Version 3.0 – This, too, Shall Pass
Filed Under (Friday - Fun and Family)

Given that I already had a son and a daughter 17 months apart, it came as a surprise to many when I gave birth to a third child almost five years later.  Curious relatives wondered why my husband and I would add to our ‘perfectly traditional’  4-person family.  We entertained ourselves with various responses to this query.  My favorite explanation compared our third child to a software upgrade – ‘Dunham, Version 3.0′

Many times in my daughter’s six years of life I’ve chuckled at how aptly this description fits the situation.  As with a software upgrade, you expect to recognize the basic program but anticipate both improvements in performance and ease of function.  Exactly how I would describe parenting the third time around!  Primary functions like bathing, dressing, and feeding were all familiar to us.  But now these activitites were easier, more streamlined, and less dramatic.  The transition to this new parenting program – family of five – worked so efficiently that we hardly noticed a change.

Repeatedly, we are reminded of the gifts that come with version 3.0:

  • Same concerns but considerably less obsessive worrying and self-doubt.
  • Ability to pick battles wisely.
  • Recycled hardware.
  • Proactive systems in place which means less wasted time on discipline experiments.
  • Confidence in ancient wisdom such as, “This too shall pass.”

When my husband discovered me awake for the fourth consecutive sleepless night with newborn version 3.0, he asked, “Why aren’t you crying?”  To which I confidently replied, “because I know this won’t last.”

I used to fear that Version 3.0 would be somehow less exciting.  On the contrary!   Knowing that version 3.0 is our final upgrade makes it that much sweeter.  Every milestone is celebrated and cherished.  Each challenge is accompanied by patience and understanding.  Without the glitches of earlier parenting programs, there is increased space to enjoy the process.

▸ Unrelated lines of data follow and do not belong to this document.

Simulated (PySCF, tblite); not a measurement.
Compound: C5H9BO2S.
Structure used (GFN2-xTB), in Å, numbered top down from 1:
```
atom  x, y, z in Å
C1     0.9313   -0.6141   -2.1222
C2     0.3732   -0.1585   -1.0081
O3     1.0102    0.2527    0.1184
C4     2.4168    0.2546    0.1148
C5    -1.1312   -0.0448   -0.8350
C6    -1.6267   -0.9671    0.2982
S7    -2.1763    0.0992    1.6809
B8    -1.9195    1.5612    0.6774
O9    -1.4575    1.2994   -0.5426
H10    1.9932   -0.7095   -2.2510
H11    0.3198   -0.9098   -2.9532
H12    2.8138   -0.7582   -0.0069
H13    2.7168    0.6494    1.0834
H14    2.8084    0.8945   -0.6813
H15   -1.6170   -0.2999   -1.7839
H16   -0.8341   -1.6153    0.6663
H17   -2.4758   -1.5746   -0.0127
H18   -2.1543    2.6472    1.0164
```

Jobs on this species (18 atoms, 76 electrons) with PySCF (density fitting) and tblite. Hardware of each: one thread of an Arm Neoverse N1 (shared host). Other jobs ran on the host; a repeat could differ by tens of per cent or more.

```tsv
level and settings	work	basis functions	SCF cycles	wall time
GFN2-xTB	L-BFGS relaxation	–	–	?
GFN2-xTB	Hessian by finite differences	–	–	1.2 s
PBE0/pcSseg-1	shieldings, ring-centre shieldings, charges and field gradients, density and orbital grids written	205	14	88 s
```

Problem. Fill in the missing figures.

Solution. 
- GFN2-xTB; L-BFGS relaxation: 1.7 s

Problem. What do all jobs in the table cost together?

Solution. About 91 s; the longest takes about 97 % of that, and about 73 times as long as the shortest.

Which is why, when I got into the car this morning and found a glittery sticker on each side mirror, I smiled.  In years past I may have scolded a child for placing stickers where they ‘don’t belong.’  But  this time around, I am acutley aware of the impermanence of these precious childhood whims.  This time around, I can see my six year old as the butterfly that she is, flitting around, spreading joy to everything she touches.  I can absorb the beauty of it now, appreciate it, and remind people that this too shall pass.